Published March 12, 2013
Despite its tumbling stock price and recent credit-rating downgrades, struggling department store J.C. Penney (JCP) on Tuesday denied rumors that embattled CEO Ron Johnson is resigning.
Shares of J.C. Penney, which have lost more than half their value over the past year, rallied more than 5% Tuesday morning.
“There is no truth to the rumor that Ron Johnson is resigning his position as CEO,” a J.C. Penney spokesperson said in an emailed statement.
Earlier on Monday there was rampant speculation on Twitter that Johnson was on his way out as J.C. Penney continues to struggle to turn around its business.
Last week The Wall Street Journal reported several J.C. Penney board members, including billionaire hedge fund manager Bill Ackman, are threatening to oust Johnson or sell the company if its results don’t turn around by the end of the year.
The former Apple (AAPL) exec has been in the hot seat, especially since late last month when J.C. Penney shocked Wall Street by disclosing a 28% nosedive in fourth-quarter sales, plunging gross margins and a deeper-than-expected loss.

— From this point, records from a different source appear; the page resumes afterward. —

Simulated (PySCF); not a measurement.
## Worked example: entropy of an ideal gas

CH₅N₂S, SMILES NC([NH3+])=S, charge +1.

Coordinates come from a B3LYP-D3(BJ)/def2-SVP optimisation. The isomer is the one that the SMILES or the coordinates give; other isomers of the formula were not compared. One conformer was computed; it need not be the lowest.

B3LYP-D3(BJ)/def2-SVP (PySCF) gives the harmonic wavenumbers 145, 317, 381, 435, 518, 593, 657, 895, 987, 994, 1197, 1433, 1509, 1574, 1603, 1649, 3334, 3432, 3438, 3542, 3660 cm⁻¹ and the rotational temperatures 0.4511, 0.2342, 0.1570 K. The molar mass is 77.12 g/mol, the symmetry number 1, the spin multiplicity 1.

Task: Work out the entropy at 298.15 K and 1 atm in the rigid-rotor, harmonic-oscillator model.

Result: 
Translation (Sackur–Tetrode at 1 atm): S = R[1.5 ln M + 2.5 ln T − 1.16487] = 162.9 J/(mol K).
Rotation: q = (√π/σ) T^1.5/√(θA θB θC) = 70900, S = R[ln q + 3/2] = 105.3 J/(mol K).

Warning that J.C. Penney’s credit protections have “eroded meaningfully” and its liquidity position is “less than adequate,” Standard & Poor’s downgraded the company’s credit rating the day after the ugly earnings report.
Since closing at $21.16 on February 27 prior to the earnings release, J.C. Penney’s shares have slumped as low as $14.20, representing a 32.9% dive.
However, it’s not clear investors want Johnson to leave as J.C. Penney’s stock responded favorably to the company denying the rumors.
Shares of the Plano, Texas-based company were up 4.17% to $15.68 late Tuesday morning.